Offset Management

Offset management is handled in the code by the PartitionTracker class. Each partition of a topic specified in the topics property has an associated PartitionTracker, ensuring that aggregation is only performed on data coming from the same partition.

The PartitionTracker maintains and uses three types of offsets:

Processed Offset: Tracks the offset of the most recent record received for the relevant partition. This is managed by the Put function within the AggregationSinkTask.
Flushed Offset: Represents the offset of the latest record that has been sent, along with its aggregation, to the Kafka topic defined by topicOut.
Commit Offset: Refers to the offset of the last record that was flushed and has had its offset committed to Kafka. Once a record's offset is committed, it will not be reprocessed, even in cases of task error or rebalance.

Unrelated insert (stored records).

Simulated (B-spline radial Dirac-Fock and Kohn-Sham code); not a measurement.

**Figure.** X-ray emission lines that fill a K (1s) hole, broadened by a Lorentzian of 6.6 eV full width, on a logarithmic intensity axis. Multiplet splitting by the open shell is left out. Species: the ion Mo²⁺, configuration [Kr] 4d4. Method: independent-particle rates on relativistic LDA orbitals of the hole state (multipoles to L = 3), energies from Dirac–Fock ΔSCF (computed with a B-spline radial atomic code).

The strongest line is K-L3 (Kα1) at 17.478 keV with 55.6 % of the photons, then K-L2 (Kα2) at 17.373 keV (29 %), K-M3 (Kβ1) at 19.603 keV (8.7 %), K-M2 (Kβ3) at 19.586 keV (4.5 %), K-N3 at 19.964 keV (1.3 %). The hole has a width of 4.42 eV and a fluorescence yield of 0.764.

Here’s how these offsets are managed in practice:

When a new SinkRecord arrives in the Put function of AggregationSinkTask, its offset is processed. Once a threshold (such as element count, value pattern, timeout, or retention) is met, the aggregation, including the record, is sent to Kafka, and the record’s offset is marked as flushed. When the preCommit method is triggered in AggregationSinkTask, all flushed offsets across each partition are committed, provided they weren’t already.

At least once delivery is guaranteed, meaning a record is considered fully processed only when its offset is committed. Any record with a processed or flushed (but uncommitted) offset may be received again by the connector if a task failure or rebalance occurs. This ensures that a record, even if already flushed, could be reprocessed and sent again to Kafka under failure scenarios.

This design ensures a reliable at least once delivery model.